Memorial Day 2007 in Israel

Memorial Day in Israel is an unusual experience. As one who has studied modern Israeli history, I’m fully aware of the human cost that has been absorbed by this small nation in her effort to survive in this neighborhood. And the traditional observance here, seems to keep that cost in the forefront of the minds of Israel’s citizens.

Since the first moments of her existence she has been in a battle for survival. Actually, that battle for survival started well before David Ben Gurion announced the independent statehood of the modern state of Israel on May 14, 1948. Since that monumental announcement, Israel has been engaged against her enemies with a formal war in each decade: 1948, War of Independence; 1956, The Sinai Campaign; 1967, The Six Day War; 1973, The Day of Atonement War; 1982 The [First] Lebanon War; 1990, The [First] Gulf War*; and 2006, The [Second] Lebanon War.

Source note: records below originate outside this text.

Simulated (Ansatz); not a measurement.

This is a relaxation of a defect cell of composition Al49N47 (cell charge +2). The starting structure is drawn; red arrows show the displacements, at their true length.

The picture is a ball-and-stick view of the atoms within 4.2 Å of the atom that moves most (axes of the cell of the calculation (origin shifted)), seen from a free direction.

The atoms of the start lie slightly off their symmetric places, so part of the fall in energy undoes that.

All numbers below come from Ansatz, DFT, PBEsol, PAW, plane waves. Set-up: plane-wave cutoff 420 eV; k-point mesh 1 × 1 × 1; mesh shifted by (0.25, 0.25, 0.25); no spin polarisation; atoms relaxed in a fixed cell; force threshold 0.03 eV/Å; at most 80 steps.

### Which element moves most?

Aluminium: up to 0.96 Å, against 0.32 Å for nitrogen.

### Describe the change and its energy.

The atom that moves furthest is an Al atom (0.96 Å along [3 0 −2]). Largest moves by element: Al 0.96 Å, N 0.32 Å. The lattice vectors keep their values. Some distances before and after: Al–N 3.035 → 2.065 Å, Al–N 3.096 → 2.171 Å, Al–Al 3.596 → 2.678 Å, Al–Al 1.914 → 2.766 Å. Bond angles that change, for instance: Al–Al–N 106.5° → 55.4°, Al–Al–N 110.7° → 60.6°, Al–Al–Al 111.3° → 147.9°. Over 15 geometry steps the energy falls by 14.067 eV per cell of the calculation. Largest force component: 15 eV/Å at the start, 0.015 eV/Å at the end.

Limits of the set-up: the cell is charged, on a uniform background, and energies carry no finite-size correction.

Though objective “experts” generally suggest that Israel was the victor in all these wars, except perhaps the 2006 Lebanon War, the cost in human life has been heavy. And Memorial Day is dedicated to the memory of those who gave their lives in military service to this country.

It is observed differently, and I think more personally in Israel, than I have noticed in the United States. All across the nation, during Memorial Day, the air raid sirens will sound twice in an unbroken, somber wail: One minute at 8:00 in the evening and then for two minutes the next morning at 11:00.** Everything comes to a halt when the siren begins. Cars stop (even on the highway) and the occupants generally get out and stand at attention. Those on the streets, stop in their tracks and stand at attention. It is actually quite moving to see this in action.

In addition to the observance of a moment of personal silence during the sirens, throughout the day, there are memorial services in every community, as well as at every military cemetery. Places of entertainment are also closed and the radio stations play reflective, nationalistic songs, which help keep the public’s thoughts sober and contemplative, and perhaps appreciative of the sacrifice of so many.

Another important way that Memorial Day is different in Israel than in the United States is that it is directly connected to Independence Day, which is the next day. So, as Memorial Day closes out at sunset, Independence Day, opens in all its splendor. It’s as if the calendar testifies, “without sacrifice, there is no celebration.” I like this better than the month long separation between the two days in the American calendar.

*At the request of President George H.W. Bush, Israel didn’t actively participate in the 1990 Gulf War, though they did receive “retaliatory” scud missiles from Iraq.
** The Jewish day starts in the evening, the the first sound at 20:00 and the second at 11:00.